Cyber security and operational resilience go hand-in-hand. Organizations have invested heavily in defending against breaches, ransomware, and service disruptions, building layered defenses designed to keep attackers out and systems running. But recent geopolitical developments are forcing a broader and more uncomfortable realization – the next major disruption may originate in the physical world rather than in code.

As cloud infrastructure becomes more deeply embedded in the fabric of global economies and national systems, it is no longer just a platform for operations, but an extension of the attack surface. And it is this shift that introduces an entirely new category of risk. Instead of services failing while infrastructure remains intact, organizations must now consider scenarios where the infrastructure itself is degraded or destroyed.

Cloud Infrastructure as a Physical Target

We saw this shift on display in March 2026. During a period of heightened geopolitical tension involving Iran, the U.S., Israel, and several Gulf states, hyperscale cloud infrastructure was directly impacted by military action. Iranian drone strikes targeted data centers in the UAE and Bahrain, damaging multiple facilities supporting major cloud providers. The impact was not limited to localized disruption. Structural damage, power outages, and even water damage caused by fire suppression systems led to severe impairment across multiple availability zones within a single region.

What made this moment significant was not just the scale of the damage, but what it revealed about resilience. Cloud architectures have long relied on redundancy models built around the assumption that failures would be isolated and contained. Availability zones were designed to operate independently so that if one failed, others could seamlessly take over. In this case, multiple zones were affected simultaneously, and, fortunately, the redundancy model held.

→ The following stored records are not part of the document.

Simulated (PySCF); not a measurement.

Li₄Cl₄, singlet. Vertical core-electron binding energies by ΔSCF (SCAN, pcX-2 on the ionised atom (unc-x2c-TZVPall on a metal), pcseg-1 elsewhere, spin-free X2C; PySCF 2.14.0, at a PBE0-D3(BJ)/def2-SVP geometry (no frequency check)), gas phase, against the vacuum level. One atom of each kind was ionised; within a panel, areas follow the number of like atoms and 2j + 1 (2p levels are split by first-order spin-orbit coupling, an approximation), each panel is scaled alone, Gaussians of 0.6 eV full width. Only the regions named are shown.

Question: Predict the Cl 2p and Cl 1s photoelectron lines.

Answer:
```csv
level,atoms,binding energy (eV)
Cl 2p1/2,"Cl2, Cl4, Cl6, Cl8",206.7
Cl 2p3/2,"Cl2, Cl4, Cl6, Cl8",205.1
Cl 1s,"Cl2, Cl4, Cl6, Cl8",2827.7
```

While alarming, this incident is not an outlier. It fits into a broader and accelerating pattern. In 2025, disruptions to undersea cables in the Red Sea affected roughly 17% of global internet traffic, demonstrating how fragile global connectivity can be when physical infrastructure is compromised. In the same year, major web infrastructure failures associated with large-scale providers caused widespread outages, underscoring how much of the internet depends on a relatively small number of centralized systems.

The Failure of Traditional Resilience Assumptions

Taken together, these events point to a fundamental shift. Points of presence, backbone connectivity, and cloud infrastructure are no longer just enablers of digital operations – they’ve now become targets. And regardless of how the disruption occurs, the result is the same. Traditional cloud resilience models are being tested in ways they were never designed to handle.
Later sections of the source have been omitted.